A cultural resource site survey along this section of coast had the potential to provide important data for several reasons: (1) sites there would document the late prehistoric and historic utilization of the land and its resources by the ancestors of the Iñupiat now living in Point Lay and Point Hope; (2) potentially, very early sites might be found in the area, as the hills there represent the first significant uplands reached by ancient peoples traversing across Beringia; (3) contrary to the situation along much of the coast elsewhere in northern Alaska, the rate of coastal erosion appeared to have been relatively slight for a long time and thus the possibility existed that sites of some antiquity might be found right along the coast; (4) in recent times, this section of coast had not been the scene of resource development of intensive subsistence hunting and thus archaeological sites might have been spared the adverse human impacts that have occurred elsewhere in northern Alaska, and (5) recent fossil fuel exploration activities in the area (especially for coal south of Cape Sabine) suggested that energy development activities in the near future might put cultural resource sites at risk.
The proposed project, as presented to the North Slope Borough Planning Department, called for a field survey of the coast between Icy Cape and Cape Lisburne. The expertise of an archaeologist with considerable experience in northern Alaska, an ethnohistorian who had engaged in several other traditional land use site documentation surveys, and local Iñupiat elders having long familiarity with the land and its resources were to be combined to allow the broadest and most detailed site documentation possible. As part of the preparation for analyzing the recovered data, a search was to be conducted for major archival sources on historic White exploration and utilization of the area. While in the field, ethnographic data collection was to focus on securing a relatively detailed life history of one or two key Point Lay elders in order to provide an historical context for the data on site use through time.

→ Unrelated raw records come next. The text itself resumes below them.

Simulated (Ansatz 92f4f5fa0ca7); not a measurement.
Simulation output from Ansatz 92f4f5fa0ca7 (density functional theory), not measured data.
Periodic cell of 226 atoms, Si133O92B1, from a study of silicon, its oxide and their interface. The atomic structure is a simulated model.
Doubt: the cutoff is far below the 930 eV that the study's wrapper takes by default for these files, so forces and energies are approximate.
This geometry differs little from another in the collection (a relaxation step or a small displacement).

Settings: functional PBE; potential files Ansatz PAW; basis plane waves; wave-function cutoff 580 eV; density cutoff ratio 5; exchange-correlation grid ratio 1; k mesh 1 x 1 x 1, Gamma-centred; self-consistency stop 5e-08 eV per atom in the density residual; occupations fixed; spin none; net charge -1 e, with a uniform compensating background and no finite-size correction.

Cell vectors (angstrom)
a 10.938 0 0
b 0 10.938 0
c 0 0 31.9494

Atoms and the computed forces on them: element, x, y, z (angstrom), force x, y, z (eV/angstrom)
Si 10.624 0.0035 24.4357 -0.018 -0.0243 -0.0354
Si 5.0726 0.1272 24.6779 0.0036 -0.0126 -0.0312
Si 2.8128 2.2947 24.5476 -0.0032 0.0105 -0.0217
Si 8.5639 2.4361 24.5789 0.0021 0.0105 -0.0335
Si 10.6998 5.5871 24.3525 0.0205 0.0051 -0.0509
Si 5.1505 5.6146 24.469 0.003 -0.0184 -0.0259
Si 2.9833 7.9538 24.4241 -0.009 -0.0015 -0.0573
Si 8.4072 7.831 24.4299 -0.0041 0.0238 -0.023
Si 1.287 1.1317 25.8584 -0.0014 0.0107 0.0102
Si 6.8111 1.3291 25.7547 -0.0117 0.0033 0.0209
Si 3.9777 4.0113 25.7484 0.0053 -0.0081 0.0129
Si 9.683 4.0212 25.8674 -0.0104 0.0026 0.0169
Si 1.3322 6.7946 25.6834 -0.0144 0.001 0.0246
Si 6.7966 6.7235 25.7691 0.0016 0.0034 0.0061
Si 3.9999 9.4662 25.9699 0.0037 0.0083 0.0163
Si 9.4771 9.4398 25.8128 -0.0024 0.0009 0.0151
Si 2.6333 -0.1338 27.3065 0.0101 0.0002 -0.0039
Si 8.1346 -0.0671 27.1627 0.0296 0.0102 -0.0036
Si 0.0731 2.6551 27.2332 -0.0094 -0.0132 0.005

The present study presents the results of the Point Lay cultural resource site survey. Data presented in the study derive from many different sources. The view of the Point Lay area and its inhabitants as seen through the eyes of explorers and other outsiders is balanced by a brief ethnographic sketch based on both historical and cultural resource specialists' accounts. The recent history of the area is portrayed through a series of narrative sketches edited from taped interview with local cultural resource specialists. Correspondingly, physical descriptions of traditional land use sites are given cultural and historical context by those local people who have long had ties to the land.